Between 2006 and 2008 the price of rice rose 217 per cent. Wheat went up by 136 per cent, corn by 125 per cent and soya beans by 107 per cent. Countries like Brazil, Thailand and India temporarily banned the export of certain varieties of rice. There were food riots all over the world, including in Bangladesh, Cameroon and Ivory Coast – and those are only the countries in the first part of the alphabet where there was civil unrest. In Mozambique people were killed in riots over the cost of food. Food prices would later be blamed for a second wave of civil unrest that started in Tunisia on 18 December 2010 and soon spread across the region in what was to become known as the Arab Spring. While events like the downfall of Colonel Gaddafi in Libya, the end of Hosni Mubarak’s thirty-year reign in Egypt, and the strife in Yemen and the civil war in Syria were clearly caused by a multitude of different competing pressures, there is a growing body of opinion that the one thing which united them was societal outrage over food prices.

Countries across the Middle East and North Africa had long suffered from low agricultural productivity and a huge reliance on imports, with governments attempting to placate their populace through endless unsustainable subsidies. The food price rises of 2007–8 simply pushed the situation over the edge. As David Rosenberg, a Senior Fellow on Economic Issues at the GLORIA Center, a foreign affairs think-tank based in Jerusalem, put it in a paper on the Arab Spring, ‘virtually all the countries of the region are contending with a food crisis of one kind or another’. It was a crisis so deep and intense and severe that it caused civil wars and overthrew governments.
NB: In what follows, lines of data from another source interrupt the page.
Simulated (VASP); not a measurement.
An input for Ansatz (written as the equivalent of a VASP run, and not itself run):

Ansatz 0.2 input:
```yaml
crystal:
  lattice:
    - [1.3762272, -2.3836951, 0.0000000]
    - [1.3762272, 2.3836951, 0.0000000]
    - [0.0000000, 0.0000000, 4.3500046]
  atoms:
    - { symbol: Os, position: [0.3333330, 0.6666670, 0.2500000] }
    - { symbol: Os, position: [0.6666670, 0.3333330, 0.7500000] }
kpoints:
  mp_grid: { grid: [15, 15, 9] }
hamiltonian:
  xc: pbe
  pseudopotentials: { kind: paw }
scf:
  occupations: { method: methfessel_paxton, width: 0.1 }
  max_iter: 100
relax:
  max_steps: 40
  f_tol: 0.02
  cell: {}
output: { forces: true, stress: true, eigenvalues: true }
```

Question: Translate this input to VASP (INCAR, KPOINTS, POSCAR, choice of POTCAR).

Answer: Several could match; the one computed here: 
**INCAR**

And in Britain in 2008? That rich, Westernized, mine’s-a-prawn-ring-from-Iceland-for-£5.99-thank-you-very-much Britain? We felt it. We felt it like footballers feel a blown Achilles tendon. By August 2008 food price inflation was running at nearly 14 per cent. The cost of fat and oil had risen by 29 per cent, of meat by 16.3 per cent. This had begun to hurt. Finally the government began to wake up. New reports on food security were being published, declaring the challenges posed by a rising global population – expected to reach nine billion by 2050 – and by climate change potentially taking once productive slabs of land out of use. Suddenly Defra, a ministry which actually had the word ‘Food’ in its title, seemed to think that food production was important.

There was one issue, however, that they didn’t want to deal with: the bastard supermarkets. They didn’t appear anywhere in the equation. For years pressure groups and farmers’ representatives had been campaigning for some sort of ombudsman with real powers who could intervene in the relationship between the supermarkets and the producers to ensure a fair price was achieved, so that plum farmers didn’t grub up their trees. For years successive governments dragged their feet. The market was the thing. The market would see us right. A code of conduct was introduced, and yet there was no one to oversee it. In the run-up to the 2010 General Election the Liberal Democrats suddenly announced a policy for a grocery ombudsman, if they should win the vote. In what was looking like an increasingly close race, both Labour and the Conservatives followed suit, announcing various plans for a new body which would have some ill-defined powers.

After the Conservative–Liberal Democrat coalition came to power in May 2010, nothing happened. And then a lot more of nothing happened. The agriculture ministers in Defra made noises, said there would be a paper proposing a new ombudsman, just as soon as they had cleaned the oven and sorted through their sock drawer, or whatever else it is government departments do when they are stalling for time. In February 2011 I was invited to sit on a panel at the NFU’s annual conference, alongside Jim Paice MP, himself a one-time farmer and now agriculture minister. Asked to make some opening comments to the 750-strong audience, I pointed out that we were still waiting for news of a supermarket ombudsman, that the way things were going the bill wouldn’t be before Parliament for at least a year, which would mean it would be at least two or three years before any such office would be established.

Paice attacked me. He shouted me down like I was a stupid schoolboy, said the bill would be along within a few weeks, that frankly I didn’t know what the hell I was talking about. I was baffled. I hadn’t made it up: I had been talking to reporters on Farmers Weekly . I had been having off-the-record discussions with officials within the NFU who liaised with Parliament. Now it appeared I had got it wrong. It was a humiliating experience.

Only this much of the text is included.